On a path where they encountered countless rhododendron trees, yak caravans and coloured prayer flags, Greg Haist and his daughter Trish hiked through the mystical Khumbu region on their way to the world’s tallest mountain.
Haist, a manager at Northwest Territories Power Corporation and a Hay Riverite for the past 30 years, was at the Hay River Centennial Library on Dec. 11 to talk about his adventure to the Mount Everest base camp, at an altitude of 17,650 feet.
“It’s comparable to the highest peak in Canada,” he said, referring to Mount Logan in the Yukon, which has a height of 19,551 feet.
Prior to the trip to Mount Everest, the highest Haist had ever climbed was 9,633 feet when he and Trish tackled Big Sister Mountain, located in the South Banff Range, in 2006.
Leaving from Edmonton on April 20, the duo landed in Kathmandu, Nepal’s capital city, on April 22. The next morning they flew to Lukla and began their journey with 15 others and two guides from gAdventures, a Canadian travel company.
“I was the oldest one in the group by far, but I did better than a few of them,” Haist joked.
Trekking through various villages – Namche Bazaar, Tengboche and Gorakshep, among others – the group hiked five to six kilometres a day over the course of nine days.

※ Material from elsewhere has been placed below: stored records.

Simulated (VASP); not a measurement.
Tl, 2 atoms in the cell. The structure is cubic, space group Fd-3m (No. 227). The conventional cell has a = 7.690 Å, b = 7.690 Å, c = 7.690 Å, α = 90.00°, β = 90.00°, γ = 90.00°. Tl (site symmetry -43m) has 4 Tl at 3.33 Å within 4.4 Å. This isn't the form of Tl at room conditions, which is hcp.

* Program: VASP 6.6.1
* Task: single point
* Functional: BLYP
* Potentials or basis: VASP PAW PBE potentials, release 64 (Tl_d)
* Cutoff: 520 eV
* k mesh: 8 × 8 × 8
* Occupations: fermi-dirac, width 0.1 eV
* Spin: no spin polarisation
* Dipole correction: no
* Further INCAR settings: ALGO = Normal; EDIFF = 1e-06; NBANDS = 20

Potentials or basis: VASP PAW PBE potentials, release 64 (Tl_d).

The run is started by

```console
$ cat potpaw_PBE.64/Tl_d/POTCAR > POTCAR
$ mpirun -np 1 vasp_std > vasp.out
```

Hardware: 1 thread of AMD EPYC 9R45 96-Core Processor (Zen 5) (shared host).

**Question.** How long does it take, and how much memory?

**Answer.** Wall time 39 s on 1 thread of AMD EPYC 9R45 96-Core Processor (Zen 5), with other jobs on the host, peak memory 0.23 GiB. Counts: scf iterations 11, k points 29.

“Just about everybody has been to the Rockies, but if you can imagine mountains closer together and twice as high, everything there is just so large,” he said.
To acclimatize climbers, the trek uses a go high, sleep low strategy, which brings the group to a higher altitude before making them spend the night at a lower one.
Haist was able to defeat acute mountain sickness, which can cause headaches and fatigue, by taking a drug which increases the amount of oxygen in the blood.
An engineer by trade, Haist was most impressed by the variety of suspended bridges – ranging from antiquated to modern – and the local labourers who build magnificent structures from hand-cut rock.
The climber pointed out a number of instances where buildings were entirely made by hand, from carved wooden beams to ornate designs on ceilings and walls. A lack of roads means everything has to be hauled in by yak, or on the back of a Sherpa.
Haist noted clothing changed drastically during the trip. People in earlier pictures were wearing shorts and T-shirts, while winter coats and snow pants had to be worn closer to base camp.
When they finally arrived there, after getting mere glimpses of Everest along the way, Haist wasn’t overly impressed.
“It was a bit of an anti-climax,” he said. “We were there for about an hour. A lot of people from our group left after 10 or 15 minutes. I would have stayed there another half day, but people wanted to leave.”
Haist estimated there were 40 to 50 expeditions with tents scattered everywhere, but there weren’t too many people around.
“There isn’t much to see and you can’t see the peak from there,” he added.
Part of a larger trip, Haist and his daughter weren’t done travelling. They flew to Delhi, India, on May 6 to do the Golden Triangle tour, which includes Agra and Jaipur.
His next trip will likely be Mount Kilimanjaro in Tanzania next fall.